Universal Non-Uniform Random Number Sampling in SciPy#

SciPy provides an interface to many universal non-uniform random number generators to sample random variates from a wide variety of univariate continuous and discrete distributions. Implementations of a fast C library called UNU.RAN are used for speed and performance. Please look at UNU.RAN’s documentation for an in-depth explanation of these methods. It is heavily referred to for writing this tutorial and the documentation of all the generators.

Introduction#

Random variate generation is the small field of research that deals with algorithms to generate random variates from various distributions. It is common to assume that a uniform random number generator is available. This is a program that produces a sequence of independent and identically distributed continuous U(0,1) random variates (i.e. uniform random variates on the interval (0,1)). Of course, real-world computers can never generate ideal random numbers and they cannot produce numbers of arbitrary precision but state-of-the-art uniform random number generators come close to this aim. Thus random variate generation deals with the problem of transforming such a sequence of U(0,1) random numbers into non-uniform random variates. These methods are universal and work in a black-box fashion.

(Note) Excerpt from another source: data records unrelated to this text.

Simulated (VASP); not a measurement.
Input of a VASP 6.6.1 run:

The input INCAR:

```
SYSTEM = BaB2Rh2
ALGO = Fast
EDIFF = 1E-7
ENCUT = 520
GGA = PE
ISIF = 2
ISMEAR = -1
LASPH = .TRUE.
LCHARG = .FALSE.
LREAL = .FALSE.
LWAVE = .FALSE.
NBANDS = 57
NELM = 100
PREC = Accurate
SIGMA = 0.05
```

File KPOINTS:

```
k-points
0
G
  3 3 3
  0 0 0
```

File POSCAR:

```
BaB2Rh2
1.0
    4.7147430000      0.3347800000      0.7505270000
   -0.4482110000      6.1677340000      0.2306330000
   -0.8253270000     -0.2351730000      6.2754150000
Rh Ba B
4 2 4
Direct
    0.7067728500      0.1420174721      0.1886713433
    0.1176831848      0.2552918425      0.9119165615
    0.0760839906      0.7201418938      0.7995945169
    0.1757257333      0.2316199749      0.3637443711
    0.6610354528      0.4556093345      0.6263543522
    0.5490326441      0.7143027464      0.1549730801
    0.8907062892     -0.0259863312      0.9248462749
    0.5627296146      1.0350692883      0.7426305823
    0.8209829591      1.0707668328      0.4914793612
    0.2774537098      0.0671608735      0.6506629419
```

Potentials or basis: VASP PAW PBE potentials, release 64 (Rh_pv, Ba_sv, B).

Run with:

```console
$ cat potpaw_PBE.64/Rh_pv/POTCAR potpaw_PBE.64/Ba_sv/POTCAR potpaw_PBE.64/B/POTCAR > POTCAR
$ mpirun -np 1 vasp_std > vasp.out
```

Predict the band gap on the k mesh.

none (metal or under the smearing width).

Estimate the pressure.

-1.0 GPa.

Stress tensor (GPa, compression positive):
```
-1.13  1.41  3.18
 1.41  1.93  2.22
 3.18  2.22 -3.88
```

Some methods to do that are:

  • The Inversion method: When the inverse \(F^{-1}\) of the cumulative distribution function is known, then random variate generation is easy. We just generate a uniformly U(0,1) distributed random number U and return \(X = F^{-1}(U)\). As closed form solutions for the inverse are rarely available, one usually needs to rely on approximations of the inverse (e.g. ndtri, stdtrit). In general, the implementation of special functions is quite slow compared to the inversion methods in UNU.RAN.

  • The Rejection Method: The rejection method, often called acceptance-rejection method, has been suggested by John von Neumann in 1951 [1]. It involves computing an upper bound to the PDF (also called the hat function) and using the inversion method to generate a random variate, say Y, from this bound. Then a uniform random number can be drawn between 0 to the value of the upper bound at Y. If this number is less than the PDF at Y, return the sample otherwise reject it. See TransformedDensityRejection.

  • The Ratio-of-Uniforms Method: This is a type of acceptance-rejection method which is uses minimal bounding rectangles to construct the hat function. See scipy.stats.rvs_ratio_uniforms.

  • Inversion for Discrete Distributions: The difference compared to the continuous case is that \(F\) is now a step-function. To realize this in a computer, a search algorithm is used, the simplest of which is sequential search. A uniform random number is generated from U(0, 1) and probabilities are summed until the cumulative probability exceeds the uniform random number. The index at which this happens is the required random variate and is returned.

More details on these algorithms can be found in the appendix of the UNU.RAN user manual.

When generating random variates of a distribution, two factors are important to determine the speed of a generator: the setup step and the actual sampling. Depending on the situation, different generators can be optimal. For example, if one repeatedly needs to draw large samples from a given distribution with a fixed shape parameter, a slow setup is acceptable if the sampling is fast. This is called the fixed parameter case. If one aims to generate samples of a distribution for different shape parameters (the varying parameter case), an expensive setup that needs to be repeated for each parameter would lead to very poor performance. In such a situation, a fast setup is crucial to achieve good performance. An overview of the setup and sampling speed of the different methods is shown in the table below.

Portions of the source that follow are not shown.